We can easily assess the extent of fear and shock experienced by people who awake from their sleep to the sound of a siren indicating an imminent rocket attack by the sheer amount of injuries sustained during the latest round of fighting between Israel and Hamas; most injuries were sustained while running in terror to the bomb shelter.
Time and time again, sometimes even multiple times during one night, they are overwhelmed by the stress and anxiety, reminding them of the harsh reality in which they live and cannot escape, because they must always be alert for the next siren warning them of yet another ballistic danger to them and their loved ones.

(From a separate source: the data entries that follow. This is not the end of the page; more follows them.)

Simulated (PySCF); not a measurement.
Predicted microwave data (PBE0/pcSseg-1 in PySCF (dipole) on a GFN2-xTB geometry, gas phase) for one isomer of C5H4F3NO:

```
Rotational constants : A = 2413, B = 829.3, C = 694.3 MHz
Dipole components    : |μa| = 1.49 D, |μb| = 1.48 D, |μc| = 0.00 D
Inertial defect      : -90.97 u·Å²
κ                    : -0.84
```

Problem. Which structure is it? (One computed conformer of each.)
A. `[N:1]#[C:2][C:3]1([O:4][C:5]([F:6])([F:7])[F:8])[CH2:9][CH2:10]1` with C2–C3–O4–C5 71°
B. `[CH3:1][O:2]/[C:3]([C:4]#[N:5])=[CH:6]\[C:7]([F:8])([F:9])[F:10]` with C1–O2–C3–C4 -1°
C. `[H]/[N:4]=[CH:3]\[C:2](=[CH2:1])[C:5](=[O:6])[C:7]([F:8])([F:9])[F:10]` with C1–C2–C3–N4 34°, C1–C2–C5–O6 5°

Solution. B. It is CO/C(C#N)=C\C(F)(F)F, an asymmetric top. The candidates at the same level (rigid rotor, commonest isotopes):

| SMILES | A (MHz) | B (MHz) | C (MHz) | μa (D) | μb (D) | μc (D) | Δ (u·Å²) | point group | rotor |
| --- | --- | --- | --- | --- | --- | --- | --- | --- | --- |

Now multiply that by the 200,000 children who did not go to school Sunday, and add to that an additional 200,000 adults — parents, the elderly, teachers, the disabled, new immigrants — and calculate how many more victims are added to the "circle of trauma" with each rocket fired from Gaza.
Everybody seems to be meticulously counting the amount of strikes, the death count and other figures. But who is counting all of those affected by the trauma? The same trauma experienced following each round of fighting and terror attack.
Prof. Zehava Solomon, a trauma researcher at Tel Aviv University, conducted a study titled "Living in the Shadow of Missiles" that was released in 2017, three years after Operation Protective Edge. It examined how residents of Sderot and other communities near Gaza react to the stress imposed on them by the situation. The study found that 85% of children there suffer from anxiety and almost half of them suffer from depression.
The study was conducted in conjunction with the Social Security Institute, the Health Ministry, the Ministry of Welfare and the Israeli Trauma Coalition. It also found that 39% of adults suffer from feelings of chronic anxiety, 28.4% of them suffer from anger management issues, 35% suffer from insomnia and sleep issues and 30% have trouble concentrating.
One does not need to be an academic to recognize that an entire generation of Israelis are growing up with feelings of despair and anxiety that is prevalent even during periods of relative calm.
As the rockets radius expands, the circle of trauma victims is enlarged. The overcrowded trauma centers established in the Gaza region will need to be replicated in cities and towns further north, with all their associated costs.
It is not enough for the security cabinet to meet behind closed doors, they must also go out and encourage the public with hope and the demonstration of true leadership. The residents need to feel acknowledged, publicly.
Acknowledgement of their plight is part of the war effort. And words are not enough. They ought to receive economic benefits in order to help ease their difficult plight and maintain national resilience in the face of adversity.